Not All Code Helps: Disentangling the Impact of Code Data on Mathematical Reasoning in Large Language Models
Keywords: Code data, large language models, cross-domain data impact
TL;DR: Explore how code data affects large language model performance
Abstract: Incorporating code into training corpora has become a widely acknowledged practice in the development of modern foundation language models (LMs). Compared with a general Internet corpus, code offers high-quality, well-structured signals that substantially augment the coding proficiency of models. Beyond programming skills, prior research has suggested that code data may also contribute to non-coding capabilities. Nevertheless, through a series of rigorous controlled experiments, we demonstrate that the influence of code on other domains—particularly reasoning—remains limited.

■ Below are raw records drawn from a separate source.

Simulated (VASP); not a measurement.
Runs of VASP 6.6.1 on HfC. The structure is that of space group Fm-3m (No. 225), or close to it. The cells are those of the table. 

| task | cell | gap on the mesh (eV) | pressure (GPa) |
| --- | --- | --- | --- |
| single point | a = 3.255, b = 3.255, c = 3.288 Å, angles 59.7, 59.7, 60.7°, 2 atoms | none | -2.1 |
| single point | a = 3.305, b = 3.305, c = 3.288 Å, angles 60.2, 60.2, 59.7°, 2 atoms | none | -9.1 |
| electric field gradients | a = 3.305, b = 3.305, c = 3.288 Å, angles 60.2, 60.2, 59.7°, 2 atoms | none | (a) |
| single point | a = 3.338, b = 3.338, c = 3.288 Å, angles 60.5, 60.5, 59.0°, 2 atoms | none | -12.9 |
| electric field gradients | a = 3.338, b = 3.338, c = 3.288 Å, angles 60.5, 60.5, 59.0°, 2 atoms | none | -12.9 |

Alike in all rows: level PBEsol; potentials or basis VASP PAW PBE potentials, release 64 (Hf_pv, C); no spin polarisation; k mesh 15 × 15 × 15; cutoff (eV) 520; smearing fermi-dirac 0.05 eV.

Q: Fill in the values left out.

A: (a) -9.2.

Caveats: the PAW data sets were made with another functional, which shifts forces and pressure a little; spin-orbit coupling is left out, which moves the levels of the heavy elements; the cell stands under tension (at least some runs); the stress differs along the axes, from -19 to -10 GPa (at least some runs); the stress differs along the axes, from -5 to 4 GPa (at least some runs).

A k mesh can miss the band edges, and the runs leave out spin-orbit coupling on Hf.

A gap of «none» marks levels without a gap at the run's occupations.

Our principal findings are as follows: (1) Code corpus yields substantial gains in programming-related abilities but only marginal improvements in non-coding tasks. We further observe that code competed with knowledge-intensive tasks. (2) Not all code data enhances the mathematical reasoning ability. We identify core subset that functions as cognitive scaffolding for mathematical reasoning, especially for complex problem-solving scenarios. (3) Formal reasoning (e.g., code reasoning or program-of-thought approaches) provides more pronounced improvements in challenging mathematical reasoning tasks, while natural language–based reasoning proves more effective for simpler reasoning problems.
Finally, by probing the internal mechanisms of LMs, we reveal how training data modulates routing patterns, thereby shaping emergent model behavior. As a central driver of model capability, our findings disentangle domain-specific data into finer-grained, cross-domain ability dimensions and underscore promising directions for future data optimization.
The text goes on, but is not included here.